Version Control with Subversion - Chapter 5. Repository Administration

Version Control with Subversion
Prev	Home	Next

Version Control with Subversion - Chapter 5. Repository Administration - FSFS

FSFS

In mid-2004, a second type of repository storage system came into being: one which doesn't use a database at all. An FSFS repository stores a revision tree in a single file, and so all of a repository's revisions can be found in a single subdirectory full of numbered files. Transactions are created in separate subdirectories. When complete, a single transaction file is created and moved to the revisions directory, thus guaranteeing that commits are atomic. And because a revision file is permanent and unchanging, the repository also can be backed up while “hot”, just like a Berkeley DB repository.

The revision-file format represents a revision's directory structure, file contents, and deltas against files in other revision trees. Unlike a Berkeley DB database, this storage format is portable across different operating systems and isn't sensitive to CPU architecture. Because there's no journaling or shared-memory files being used, the repository can be safely accessed over a network filesystem and examined in a read-only environment. The lack of database overhead also means that the overall repository size is a bit smaller.

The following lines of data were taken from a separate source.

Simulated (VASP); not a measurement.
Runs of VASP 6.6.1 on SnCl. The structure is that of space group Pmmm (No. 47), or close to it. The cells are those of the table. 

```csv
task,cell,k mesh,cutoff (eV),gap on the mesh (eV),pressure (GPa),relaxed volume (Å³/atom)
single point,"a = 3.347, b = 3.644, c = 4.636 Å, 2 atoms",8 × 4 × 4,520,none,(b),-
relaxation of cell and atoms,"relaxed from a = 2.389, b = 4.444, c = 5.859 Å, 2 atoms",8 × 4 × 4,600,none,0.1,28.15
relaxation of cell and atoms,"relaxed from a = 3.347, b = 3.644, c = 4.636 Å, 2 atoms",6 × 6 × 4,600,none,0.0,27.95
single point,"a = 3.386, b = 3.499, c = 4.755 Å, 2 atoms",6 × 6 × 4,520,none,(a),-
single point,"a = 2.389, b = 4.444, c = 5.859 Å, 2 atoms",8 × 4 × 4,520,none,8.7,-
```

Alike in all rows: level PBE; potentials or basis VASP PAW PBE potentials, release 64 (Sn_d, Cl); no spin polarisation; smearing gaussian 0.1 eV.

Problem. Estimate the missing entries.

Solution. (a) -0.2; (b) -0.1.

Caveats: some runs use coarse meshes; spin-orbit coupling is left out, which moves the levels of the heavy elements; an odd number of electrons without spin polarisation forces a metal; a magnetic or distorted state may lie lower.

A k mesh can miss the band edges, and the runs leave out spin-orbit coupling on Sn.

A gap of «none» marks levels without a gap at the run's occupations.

FSFS has different performance characteristics too. When committing a directory with a huge number of files, FSFS uses an O(N) algorithm to append entries, while Berkeley DB uses an O(N^2) algorithm to rewrite the whole directory. On the other hand, FSFS writes the latest version of a file as a delta against an earlier version, which means that checking out the latest tree is a bit slower than fetching the fulltexts stored in a Berkeley DB HEAD revision. FSFS also has a longer delay when finalizing a commit, which could in extreme cases cause clients to time out when waiting for a response.

The most important distinction, however, is FSFS's inability to be “wedged” when something goes wrong. If a process using a Berkeley DB database runs into a permissions problem or suddenly crashes, the database is left unusable until an administrator recovers it. If the same scenarios happen to a process using an FSFS repository, the repository isn't affected at all. At worst, some transaction data is left behind.

The only real argument against FSFS is its relative immaturity compared to Berkeley DB. It hasn't been used or stress-tested nearly as much, and so a lot of these assertions about speed and scalability are just that: assertions, based on good guesses. In theory, it promises a lower barrier to entry for new administrators and is less susceptible to problems. In practice, only time will tell.

^[13]This may sound really prestigious and lofty, but we're just talking about anyone who is interested in that mysterious realm beyond the working copy where everyone's data hangs out.

^[14]Pronounced “fuzz-fuzz”, if Jack Repenning has anything to say about it.